One of the most striking aspects of Israel’s judicial reform crisis is the extent to which attitudes have hardened since the current government took office.
In January, just after Benjamin Netanyahu returned as prime minister, the polls showed some 70 per cent supporting the need for reform. It was, in other words, a mainstream view held by Israelis of differing politics.
Now, however, as the Supreme Court has begun its deliberations over the legality of the first tranche of the government’s interventions, the polls tell a very different story, with two diametrically opposed groups. Around a third are adamantly opposed to the reforms, while a quarter approve.
The reason for this divide is obvious: while the need for some sort of reform has long been a mainstream view, the actual reforms proposed by the government have been driven by the extremists on whose support Netanyahu’s majority depends.
These measures, if fully implemented, would hollow out the Supreme Court, removing any meaningful brake on the tyranny of the majority. This would be a genuinely worrying change, which could allow an agenda that harms minorities to be pursued unchallenged.
Coupled with the troubling policies pursued by radical ministers in other areas, the protests are thus not only about the judicial system but also about the future direction of Israel itself.

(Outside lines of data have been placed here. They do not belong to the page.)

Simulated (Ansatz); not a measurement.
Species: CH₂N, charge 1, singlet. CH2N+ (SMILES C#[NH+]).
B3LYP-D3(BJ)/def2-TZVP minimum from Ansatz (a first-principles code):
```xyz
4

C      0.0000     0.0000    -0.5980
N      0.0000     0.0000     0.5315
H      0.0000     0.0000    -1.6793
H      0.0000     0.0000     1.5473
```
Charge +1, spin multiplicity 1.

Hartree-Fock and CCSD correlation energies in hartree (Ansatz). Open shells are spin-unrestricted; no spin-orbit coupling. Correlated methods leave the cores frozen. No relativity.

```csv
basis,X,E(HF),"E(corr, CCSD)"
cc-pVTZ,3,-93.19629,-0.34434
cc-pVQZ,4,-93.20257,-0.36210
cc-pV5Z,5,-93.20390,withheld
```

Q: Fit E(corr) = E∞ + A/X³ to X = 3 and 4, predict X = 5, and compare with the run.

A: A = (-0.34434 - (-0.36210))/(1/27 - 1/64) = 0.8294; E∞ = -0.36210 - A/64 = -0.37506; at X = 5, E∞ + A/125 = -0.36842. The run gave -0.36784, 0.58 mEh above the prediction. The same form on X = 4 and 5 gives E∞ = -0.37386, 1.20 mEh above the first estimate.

Despite the hardening of attitudes, however, about 40 per cent remain in the middle. They still want to see some reforms, but on the basis of a consensus.
In theory, it should be perfectly possible to come up with a plan that addresses the flaws in the current system without removing the checks needed to protect the democratic balance.
The coalition, however, is harming its own pro-reform cause by recklessly pushing it too far and too fast.